Quebec’s time limit on sexual assault charges is designed to protect the worst offenders

A coalition has formed to oppose Quebec Liberals on this issue. Someone send in the Wizard.

Faced with a no-brainer, the Couillard government has once more established that courage is not the only thing that Quebec Liberals lack.

Quebec is one of the last jurisdictions in Canada that still places a time limit on how long after a sexual assault that victims can sue for damages.

On Wednesday, a coalition of victims, rights groups, lawyers and all three of Quebec’s opposition parties demanded the province lift the current 30-year limit and allow civil suits for assaults regardless of how long ago they took place.

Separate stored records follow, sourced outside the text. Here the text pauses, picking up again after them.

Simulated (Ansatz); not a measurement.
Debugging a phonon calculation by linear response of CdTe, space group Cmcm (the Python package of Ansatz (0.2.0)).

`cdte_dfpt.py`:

Although the current rule, adopted by the short-lived Parti Québécois government in 2013, is a vast improvement over the previous and ridiculous limit of three years, it still eliminates the possibility of civil recourse for thousands of victims whose cases go back to some of the darkest eras in our history.

It doesn’t require much imagination to understand who the 30-year rule is designed to protect. When it comes to institutional responsibility for sexual abuse, religious orders have played a large an ignominious role in horrendous cases involving thousands of children over decades. And since the government, too, could potentially be named in suits seeking financial compensation for the crippling consequences of abuse, the Liberals seem to have resigned themselves to an awkward devil’s pact that creates an unjustifiable and arbitrary line in the legal sand.

Even the PQ, which drew the 30-year line just five years ago, has seen the injustice of a restriction that creates two classes of victim: those with rights and those who are shit-out-of-luck because they were raped on the wrong side of the calendar.

Saying that eliminating the limit will help re-establish a climate of trust in the judicial system, PQ justice critic Véronique Hivon yesterday joined representatives of Québec solidaire and Coalition Avenir Québec to demand the government act to amend the law before the National Assembly dissolves in June, prior to new elections slated for this fall.

The Quebec bar association is also on board with the call for action, as is the province’s ombudsman’s office, which in December asked the government to scrap the time limits for cases involving sexual assault,  violence against children and conjugal violence.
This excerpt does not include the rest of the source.